Friday, September 21, 2007

the outfielder who plunked Biggio?

As you may have seen or hear, Rick Ankiel is now playing outfield for the St. Louis Cardinals, after several years in the minors attempting to revive his career as a pitcher. This would seem to make Rick Ankiel the only outfielder who has ever plunked Craig Biggio.

Ankiel has only played 41 games as an outfielder so far, but that's still 37 more appearances at non-pitching positions than all the players who have plunked Biggio had up until this year. Only one pitcher who plunked Biggio had ever recorded an out at another position - Jose Deleon (who also recorded that out in the outfield for the Cardinals).

If Ankiel continues to play well, he should have a chance at breaking most of the batting records among pitchers who have plunked Biggio. He's just one homer behind Carlos Zambrano, among Biggio plunkers - Zambrano has 12 to Ankiel's 11. He's only got 1 triple so far, but he only needs to get to 4 to pass Brian Anderson and AJ Burnett among those who have contributed to Biggio's plunks.

In the doubles category, Ankiel has 8 this year and 9 for his career, but if he keeps hitting them about once every 5 games, like he has this year, he won't get to Greg Maddux's career total of 35 until sometime next August. Ankiel will also need to come up with 211 more hits to catch Maddux in that category - Maddux has 265. (Yes, the record for hits among pitchers who have plunked Biggio is 20 less than the number of times they've plunked Biggio.)

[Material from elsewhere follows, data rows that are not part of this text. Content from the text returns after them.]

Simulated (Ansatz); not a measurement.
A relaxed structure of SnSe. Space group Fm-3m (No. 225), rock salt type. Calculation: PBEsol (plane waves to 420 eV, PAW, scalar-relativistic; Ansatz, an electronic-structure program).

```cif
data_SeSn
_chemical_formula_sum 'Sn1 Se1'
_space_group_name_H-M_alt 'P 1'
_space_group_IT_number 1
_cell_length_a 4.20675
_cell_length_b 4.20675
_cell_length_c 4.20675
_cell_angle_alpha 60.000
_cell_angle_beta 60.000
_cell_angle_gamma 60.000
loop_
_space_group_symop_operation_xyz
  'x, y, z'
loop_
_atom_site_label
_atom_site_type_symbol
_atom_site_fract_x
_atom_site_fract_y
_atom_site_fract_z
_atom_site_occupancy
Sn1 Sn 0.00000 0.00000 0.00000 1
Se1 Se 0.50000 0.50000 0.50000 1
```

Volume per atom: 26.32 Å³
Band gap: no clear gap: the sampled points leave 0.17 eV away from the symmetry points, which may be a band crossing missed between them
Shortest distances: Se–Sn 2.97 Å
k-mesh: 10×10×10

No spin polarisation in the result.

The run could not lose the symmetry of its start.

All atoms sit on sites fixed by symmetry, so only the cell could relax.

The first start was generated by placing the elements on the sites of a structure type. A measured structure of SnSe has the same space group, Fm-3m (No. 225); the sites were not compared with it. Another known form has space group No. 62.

But most importantly - Rick Ankiel has never been hit by a pitch. Time to stop thinking like a pitcher and take a few for the team Rick! Andy Benes and Bob Walk hold that record among those who have plunked Biggio, with just 6 each. Bob Walk does not, however, hold a share of the walks record for Biggio plunkers - John Smoltz has that, with 78 (61 ahead of Ankiel).


At 9/22/2007 05:40:00 AM, Anonymous cletus j. "bubba" huckabee jr. said...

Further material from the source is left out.